Shane Black has become Hollywood’s go-to guy for bringing relevance to the extremely irrelevant. When did anyone talk about Doc Savage before Black got his hands on it? The same goes for Predator. That ingeniously designed Stan Winston beastie had been reduced to TV movie-like blandness after four sequels that no one cared about even a little. Yet now that Black has his sights on the Predator, we’re all, oooooooohh, this has potential!
Does Black have the time to rejuvenate all the franchises your dad (or grandpa) is so very fond of? Who cares! Let’s just throw another one on the pile and see what happens. That’s the strategy Sony has apparently taken, as they’ve commissioned The Destroyer from adapting writers Jim Uhls and James Mullaney (one of the many authors of the “Destroyer” book series). Now, according to Deadline, they’re handing that script to Black and instructing him to run with it.
For those who don’t know what “The Destroyer” is (I’ll venture a guess and say that’s everyone), here’s a quick recap:
“The Destroyer” is a series of adventure books about Remo Williams, an ordinary beat cop convicted of a crime he didn’t commit and sentenced to death (and yes, this sounds so very rote, but keep reading because it’s about to get incredible). Williams is executed — at least, as far as anyone in the public eye knows. Really, his death was a sham, a front for the government to take in this random officer and train him in Sinanju, the secret and deadly ninja art that authors Warren Murphy and Richard Sapir made up off the top of their heads.
Having become the ninja spy he was born to be, Williams then sets about murdering all those threats that the general public must never know about. Threats like:
- Shape-shifting robots
- Hindu gods
- Chinese vampires
- Everything else you can think of that’s both profoundly stupid and profoundly awesome
Seriously, everything else. Because there have been more than 150 Remo Williams books, released as recently as 2012 (the series began in 1971). And though “The Destroyer” already had one film — the 1985 Remo Williams: The Adventure Begins — it needs an adaptation that captures the series’ true sense of batshit crazy.
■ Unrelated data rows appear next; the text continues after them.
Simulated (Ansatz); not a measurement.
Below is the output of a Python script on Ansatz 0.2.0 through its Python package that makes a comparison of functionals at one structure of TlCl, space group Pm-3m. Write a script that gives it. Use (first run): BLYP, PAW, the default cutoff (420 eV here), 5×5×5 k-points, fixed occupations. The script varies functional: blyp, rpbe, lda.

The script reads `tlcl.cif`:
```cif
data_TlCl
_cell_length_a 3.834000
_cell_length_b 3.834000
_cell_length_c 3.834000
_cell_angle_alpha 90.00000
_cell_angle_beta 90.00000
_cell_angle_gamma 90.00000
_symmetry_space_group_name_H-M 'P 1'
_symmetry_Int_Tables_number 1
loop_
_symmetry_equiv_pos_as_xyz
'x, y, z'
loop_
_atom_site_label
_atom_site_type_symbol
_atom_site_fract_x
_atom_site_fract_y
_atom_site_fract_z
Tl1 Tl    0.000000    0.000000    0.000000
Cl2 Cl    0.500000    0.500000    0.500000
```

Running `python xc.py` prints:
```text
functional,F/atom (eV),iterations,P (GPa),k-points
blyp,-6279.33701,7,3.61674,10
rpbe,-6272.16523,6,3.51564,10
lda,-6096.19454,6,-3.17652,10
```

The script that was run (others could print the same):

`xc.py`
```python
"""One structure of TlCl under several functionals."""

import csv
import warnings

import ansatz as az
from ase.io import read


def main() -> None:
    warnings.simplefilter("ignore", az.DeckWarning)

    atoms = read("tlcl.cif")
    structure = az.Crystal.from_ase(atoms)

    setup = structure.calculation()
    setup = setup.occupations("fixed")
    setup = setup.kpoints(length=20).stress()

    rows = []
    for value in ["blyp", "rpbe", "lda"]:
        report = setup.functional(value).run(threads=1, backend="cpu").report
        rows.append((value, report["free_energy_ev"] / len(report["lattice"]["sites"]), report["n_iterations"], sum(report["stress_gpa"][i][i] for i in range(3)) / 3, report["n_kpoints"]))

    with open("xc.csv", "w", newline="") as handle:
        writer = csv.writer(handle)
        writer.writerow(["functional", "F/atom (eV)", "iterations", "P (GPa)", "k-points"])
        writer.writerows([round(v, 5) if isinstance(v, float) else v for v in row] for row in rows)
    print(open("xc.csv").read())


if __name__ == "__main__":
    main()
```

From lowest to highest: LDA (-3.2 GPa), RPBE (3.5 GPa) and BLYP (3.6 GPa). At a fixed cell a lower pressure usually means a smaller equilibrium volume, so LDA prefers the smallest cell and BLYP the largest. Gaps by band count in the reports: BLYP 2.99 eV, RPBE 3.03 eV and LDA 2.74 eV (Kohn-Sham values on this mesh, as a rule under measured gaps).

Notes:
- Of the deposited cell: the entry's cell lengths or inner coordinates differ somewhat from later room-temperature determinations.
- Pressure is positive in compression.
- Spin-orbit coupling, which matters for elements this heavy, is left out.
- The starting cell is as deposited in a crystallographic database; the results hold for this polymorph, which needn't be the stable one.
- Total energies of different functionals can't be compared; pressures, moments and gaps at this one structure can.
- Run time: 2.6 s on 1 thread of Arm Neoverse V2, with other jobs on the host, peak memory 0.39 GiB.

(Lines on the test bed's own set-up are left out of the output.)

That 1985 flick had Fred Ward fake murdered, and it had him trained in a ridiculous sounding phony ninjutsu, but the government only tasked him with murdering other corrupt government officials. Which is a colossal waste, because were-tigers. Come on, people. If were-tigers are an official part of the source material, put them in the movie adaptation. There’s no excuse not to do this.
Black is a filmmaker who knows how to have fun. Hopefully, he also understands the crucial importance of were-tigers in our modern cinema culture. It seems likely. He’s known for having fun with a gigantic action film, so he’s probably got grand designs for The Destroyer that include all the craziest crap he could find after sifting through more than 150 of the goofiest adventure novels known to man. Now we sit and we wait to see whether Doc Savage, Predator or The Destroyer is the first one to take Black’s full attention. And also for were-tigers.